Never Outsource Your Core Competence
My friend (Hasan) asked me a question yesterday “Why don’t you outsource the development of your website?”. My answer was “No, never”. But, why ?
I think many entrepreneurs in Kuwait believe they can simply outsource their website to a website development company and things will go great, following the famous Kuwaiti saying “ عط الخباز خبزه — Let the bakery make the bread”, well I disagree. Still for some type of businesses I think outsourcing is not a bad option. So the question is “when should you outsource and when should you build your website in-house?”
Professor Chris Doran, X Mckinsey and the best professor in HKUST, taught us a frame work called Core vs Context.
What is Core? The activities you must excel at to deliver value to your customers.

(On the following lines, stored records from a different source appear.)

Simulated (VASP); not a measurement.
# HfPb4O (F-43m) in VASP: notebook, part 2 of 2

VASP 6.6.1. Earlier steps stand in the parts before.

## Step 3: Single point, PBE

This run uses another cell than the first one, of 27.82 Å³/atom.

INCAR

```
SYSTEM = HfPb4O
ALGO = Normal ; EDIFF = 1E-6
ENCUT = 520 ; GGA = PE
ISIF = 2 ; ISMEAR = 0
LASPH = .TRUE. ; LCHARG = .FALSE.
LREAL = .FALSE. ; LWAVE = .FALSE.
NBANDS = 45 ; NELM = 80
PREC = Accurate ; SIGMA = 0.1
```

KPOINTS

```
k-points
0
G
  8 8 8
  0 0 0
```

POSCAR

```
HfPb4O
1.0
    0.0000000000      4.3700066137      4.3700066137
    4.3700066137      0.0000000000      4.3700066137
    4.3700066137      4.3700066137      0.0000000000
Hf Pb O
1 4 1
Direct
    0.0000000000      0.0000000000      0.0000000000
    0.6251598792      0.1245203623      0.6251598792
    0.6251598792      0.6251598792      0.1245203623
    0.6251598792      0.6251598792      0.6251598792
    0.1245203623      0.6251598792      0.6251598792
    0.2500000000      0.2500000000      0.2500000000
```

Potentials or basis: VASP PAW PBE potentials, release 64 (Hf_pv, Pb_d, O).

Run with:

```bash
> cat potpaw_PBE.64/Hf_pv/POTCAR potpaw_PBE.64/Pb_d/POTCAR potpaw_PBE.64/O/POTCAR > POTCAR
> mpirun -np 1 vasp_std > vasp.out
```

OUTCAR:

What is Context? Everything else you need to do to stay in business!
Anything Core you should keep in-house, anything Context you should outsource. For example, Porsche (the car manufacturer and a company that seeks perfection) will never outsource designing and manufacturing the engine, however they are happy to outsource tires and mirrors. Apple outsource the whole manufacturing of the iphone, but they will never outsource the design or the Operating System because they consider them as Core.
Core gives you a competitive advantage over your competitors, it’s the department where you hire the best people, it’s why your customers love you and it’s where you should innovate all the time. In Context you need to automate, minimize cost, standardize and stay efficient. In Core you should outperform your competitors, in Context it’s OK to match your competitors.
Prof. Chris Doran also advice us to keep in-house all activities that might change in the future from Context to Core.
The lesson from Chris Doran works for both big established companies and startups. However, I think there is one more important reason to keep the development of your website in-house if you are a startup. In a startup you are still full of assumptions, you don’t know how’s your customer reaction is going to look like and you are not sure if anyone is really paying for your product (unless you follow my previous post :)). You’ll be changing and modifying the whole time, if you think your product will be the same after you go live and get feedback from customers, then you are dead wrong. You’ll modify and improve the whole time both as a Product and as a Business Model. When you work with a development company you don’t have the luxury of making these changes and adapting quickly to your customer needs, rather you’ll have a contract that you need to follow no matter what happens.
I know that many people don’t have any experience in website development (similar to my situation for example) or don’t want to hire a programmer full-time to do that. I think the best way to go is to get a partner or a Co-Founder that is a developer him-self (Hello, Jose. How are you today?) or get some friends to act as mentors or advisors for everything technical (Thanks @mrmmm and @jalduaij for your continues help). I believe most web based Startups should consider their website as Core and should have their website been developed in-house sooner better than latter.
Other type of businesses that don’t depend 100% on their web or App to deliver their value proposition, might consider outsourcing their web development to a development company. However, I don’t think many startups fall in this category anymore.